Monday, June 17, 2024

UK

‘Freedom to Buy’ “helps only a small minority and ignores the core problem”

“Many people in this country are closer to homelessness than homeownership. If political parties are serious about giving people ‘security’ in their homes, there’s only one way to do it.”
Polly Neate, Shelter

By the Labour Campaign for Council Housing (LCCH)

Angela Rayner has announced Labour’s “Freedom to Buy” policy. This is a mortgage guarantee to encourage mortgage providers to offer low deposits; a revamped version of the Tories’ Mortgage Guarantee Scheme.

We haven’t seen any detail (including costs) but the guarantee is to the mortgage provider should the buyer be unable to continue paying. However, it is only on offer to 80,000 over five years. According to the ONS there are 6.7 million people aged 15-34 living with their parents in 2022. As Polly Neate of Shelter has said another home ownership scheme “that helps only a small minority and ignores the core of the problem isn’t going to cut it”.

“Many people in this country are closer to homelessness than homeownership. If political parties are serious about giving people ‘security’ in their homes, there’s only one way to do it. With 1.3 million households stuck on social housing waiting lists and the country haemorrhaging social homes through sales and demolitions – we need to build 90,000 social homes a year with rents tied to local incomes. And politicians must get on with renting reform – no-fault evictions must be abolished, and renting made safer, secure and more affordable.”

This is right. A large scale building/acquisitions programme of social rent housing will provide secure and more affordable homes for people imprisoned in the private sector: in the case of council housing the ‘secure tenancy’. Taking hundreds of thousands of people out of the market it would be likely to drag down prices for those who want to buy.
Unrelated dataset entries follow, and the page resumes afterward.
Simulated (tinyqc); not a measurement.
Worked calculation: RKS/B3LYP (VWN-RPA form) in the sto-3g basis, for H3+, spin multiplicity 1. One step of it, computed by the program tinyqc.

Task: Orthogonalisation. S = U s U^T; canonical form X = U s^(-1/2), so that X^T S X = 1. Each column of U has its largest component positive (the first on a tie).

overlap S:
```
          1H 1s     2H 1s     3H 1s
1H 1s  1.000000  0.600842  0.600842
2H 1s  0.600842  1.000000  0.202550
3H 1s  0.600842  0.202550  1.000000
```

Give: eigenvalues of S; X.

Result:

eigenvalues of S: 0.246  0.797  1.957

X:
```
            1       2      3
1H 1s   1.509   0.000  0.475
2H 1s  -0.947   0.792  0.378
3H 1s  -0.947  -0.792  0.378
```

Unfortunately, Shadow Housing Minister Matthew Pennycook, has said that a Labour government will not increase the parsimonious amount of grant currently available under the Tories. Interviewed recently he talked of “sweating grants”. In other words getting more building out of the existing grants. But what is needed is more grant. Matthew is saying there is no more money because of Rachel Reeves self-imposed economic straight-jacket. “We have no more money” is only true if you leave the regressive taxation system in place. But there are plenty of ways to raise the funding needed.

For instance at the 2021 Labour conference, none other than Rachel Reeves said that Labour would equalise capital gains tax with income tax. In her speech she said:

“How can it be right that the police constable on £27k a year should be taxed at 32p in the pound but someone making many times more from buying & selling stocks & shares should pay just 20p in the pound? That will not stand under Labour.”

Alas, it now will stand under Labour because equalising cgt has been abandoned.

In his comments in relation to ‘freedom to buy’ Keir Starmer said that “a generation face becoming renters for life”. The implication is that renting is a lesser thing than home ownership. Council tenants are often happy becoming “renters for life” because it offers them security of tenure and rent far lower than the private sector. There is nothing wrong with being a “renter for life” so long as it’s not in the expensive and often poor quality private sector. In any case home ownership does not offer security. It can become a burden which becomes unmanageable.

With 1.3 million households on housing waiting lists and 112,000 households in temporary accommodation, including 145,000 children, what is required is a focus on social rent homes.

To shift the Labour leadership it will be necessary to build the widest possible campaign to pressure the government to provide the funding needed to build the 90,000 plus social rent homes that are necessary to begin to resolve the housing crisis. Without that millions of people will remain imprisoned in the expensive and insecure private rented sector.